Software – AI4CODE

This page provides code and data to help reproduce some of the results presented in the publications related to the projet.

Unless otherwise stated, all data is made available under the Open Licence / License Ouverte 2.0.

BP-RNN diversity decoder for short LDPC codes

The parity-check matrices as well as the absorbing sets for the codes presented in the IEEE TCOM 2022 journal paper “Decoding Short LDPC Codes via BP-RNN Diversity and Reliability-Based Post-Processing”, by J. Rosseel, V. Mannoni, I. Fijalkow and V. Savin can be downloaded here (7zip archive).

Optimized datasets for syndrome-based neural decoders training

Here are some of the datasets used to produce the results presented in the ICMLCN 2025 paper “Doing More With Less: Towards More Data-Efficient Syndrome-Based Neural Decoders“. Owing to storage limitations, we can only provide selected datasets for the (31,21,5) and (63,45,7) BCH codes. Please contact us in case you need other training data for your own experiments.

Dataset files

Datasets for the (31,21,5) BCH code (all generated at Eb/N0=3dB):

These 3 datasets have been used to obtain the results shown in Fig. 5 of the paper. Only the first 4M samples of the first dataset were used to produce the “ML EP (method 1)” curve in this figure.

Datasets for the (63,45,7) BCH code (all generated at Eb/N0=2dB):

These 3 datasets have been used to produce some of the best performance reported in Fig. 8 of the paper. Note that we provide only 64M training examples instead of 100M for the first dataset due to storage limitation, but the performance is nearly equivalent.

Dataset format

Each dataset is provided as a MATLAB MAT-file, with the following content:

Variable name	Shape	type	description
`N`	1	double	Code length
`K`	1	double	Code dimension
`G`	(K, N)	double	Generator matrix
`H`	(N-K, N)	double	Parity-check matrix
`ebN0dB`	1	double	Signal-to-noise ratio per information bit (dB)
`y`	(L, N)	double	Noisy observations of the all-zero codeword
`e`	(L, N)	double	Corresponding Maximum-Likelihood Decoder (MLD) decisions on the error pattern that occured

The noisy observations y have been generated by simulating BPSK transmission of the all-zero codeword (all-one BSPK symbol vector) over an AWGN channel with normalized signal-to-noise ratio per information bit ebN0dB.

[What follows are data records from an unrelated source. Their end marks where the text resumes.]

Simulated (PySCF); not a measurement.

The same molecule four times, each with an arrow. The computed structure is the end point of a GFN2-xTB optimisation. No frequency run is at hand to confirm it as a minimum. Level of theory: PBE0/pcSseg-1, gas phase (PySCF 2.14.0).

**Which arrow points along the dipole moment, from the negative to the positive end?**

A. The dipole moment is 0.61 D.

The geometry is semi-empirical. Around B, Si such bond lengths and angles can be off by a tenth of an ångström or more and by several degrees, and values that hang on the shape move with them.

The decoder decisions e on the most-likely error patterns have been obtained by passing the received words ythrough an Ordered-Statistics Decoder. Note that e is a binary error pattern.

A training example is a pair [y(i,:), e(i,:)]. The dataset provides L such examples Please refer to the paper for more details about the various sampling methods used to generate the training data.

Here is a function to load one of the datasets into Pytorch. It takes as input the dataset filename mat_file and returns the training examples as a tuple of two torch.float32 tensors (y, e):

import torch, h5py, scipy.io, numpy as np
from torch import Tensor

def load_matlab_data(mat_file: str) -> tuple[Tensor, Tensor]:
    """Load received words y and target error patterns e from a MATLAB .mat file."""
    try:
        # v7 mat files or earlier are supported by scipy.io
        matlab_data = scipy.io.loadmat(mat_file, squeeze_me=True)
        y = torch.tensor(matlab_data["y"], dtype=torch.float32)
        e = torch.tensor(matlab_data["e"], dtype=torch.float32)
    except NotImplementedError:
        # but not v7.3 (=HDF5) mat files, for which we need h5py
        f = h5py.File(mat_file,'r')
        y = torch.from_numpy(f["y"][:].astype(np.float32).transpose())
        e = torch.from_numpy(f["e"][:].astype(np.float32).transpose())
    return y, e

As a final note, we only provide datasets of MLD error patterns, but each of them can be turned into a dataset of true error patterns by simply taking the bit-by-bit hard-decision on the received words y as new training targets e.